Posted by Chris Smith at 6:07 AM
Comments
March 26, 2012 9:09 AM
R A Fontes Says:
The transformation of parking facilities (lots, structures, etc.) is certain to be among the most far-reaching effects of the coming AV revolution. We will be able to locate them far from rider destinations because no one would have to walk between them and the parking spaces. The facilities themselves could be smaller because:
1. drivers would no longer need to open the door to get out of a parked vehicle, and
2. empty travel lanes would be unnecessary as vehicles could move themselves out of the way of cars being summoned by their riders.
March 26, 2012 9:37 AM
Chris I Says:
"It’s estimated that there are three nonresidential parking spaces for every car in the United States. That adds up to almost 800 million parking spaces, covering about 4,360 square miles — an area larger than Puerto Rico. In some cities, like Orlando and Los Angeles, parking lots are estimated to cover at least one-third of the land area, making them one of the most salient landscape features of the built world."
That is terrifying.
March 26, 2012 9:55 AM
Allan Says:
Terrifying? Or just sad?
March 26, 2012 4:35 PM
Garlynn -- Undergroundscience.blogspot.com Says:
The accompanying graphic in the print addition seemed to depict food trucks, but no mention was made in the piece explicitly of food trucks and other such uses that we find so commonplace in P-town... they were only covered as a generality of uses including teenagers congregating after hours, or some such... weird, huh?
March 26, 2012 7:35 PM
Erik H. Says:
Easy. Use more buses.
I walk to a bus stop; I walk from a bus stop.
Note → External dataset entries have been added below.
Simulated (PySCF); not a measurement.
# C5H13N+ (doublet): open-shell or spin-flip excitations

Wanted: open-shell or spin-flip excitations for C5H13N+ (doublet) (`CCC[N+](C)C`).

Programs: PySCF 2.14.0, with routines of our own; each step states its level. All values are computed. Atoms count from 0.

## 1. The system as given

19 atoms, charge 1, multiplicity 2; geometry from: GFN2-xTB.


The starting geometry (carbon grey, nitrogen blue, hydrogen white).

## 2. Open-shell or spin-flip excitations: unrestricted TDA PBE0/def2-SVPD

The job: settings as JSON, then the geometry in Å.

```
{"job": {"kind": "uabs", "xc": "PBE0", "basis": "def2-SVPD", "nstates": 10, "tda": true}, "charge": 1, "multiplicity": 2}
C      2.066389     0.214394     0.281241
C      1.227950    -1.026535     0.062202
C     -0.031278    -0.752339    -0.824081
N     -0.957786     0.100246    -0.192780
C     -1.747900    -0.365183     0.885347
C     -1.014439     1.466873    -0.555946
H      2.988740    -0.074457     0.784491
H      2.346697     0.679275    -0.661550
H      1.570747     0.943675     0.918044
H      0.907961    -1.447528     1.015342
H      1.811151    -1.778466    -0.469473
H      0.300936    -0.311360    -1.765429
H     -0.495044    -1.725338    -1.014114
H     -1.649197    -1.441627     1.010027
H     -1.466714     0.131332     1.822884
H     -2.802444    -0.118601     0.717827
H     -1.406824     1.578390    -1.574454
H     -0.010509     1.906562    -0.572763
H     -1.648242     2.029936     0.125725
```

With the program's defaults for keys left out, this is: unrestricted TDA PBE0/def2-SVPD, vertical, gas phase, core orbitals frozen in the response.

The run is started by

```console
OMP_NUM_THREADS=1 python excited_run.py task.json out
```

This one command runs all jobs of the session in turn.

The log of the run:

Too much of Portland's transit investment requires driving on newly widened streets to a park-and-ride lot to catch a train. Much of the purpose of Milwaukie MAX is to build two massive parking facilities; while ignoring the "total transit system" that links neighborhood and regional buses to the high capacity trunk line. Transit is not just a skeleton - it is a living beast with arms, legs, arteries and veins, muscles, bones and nerves.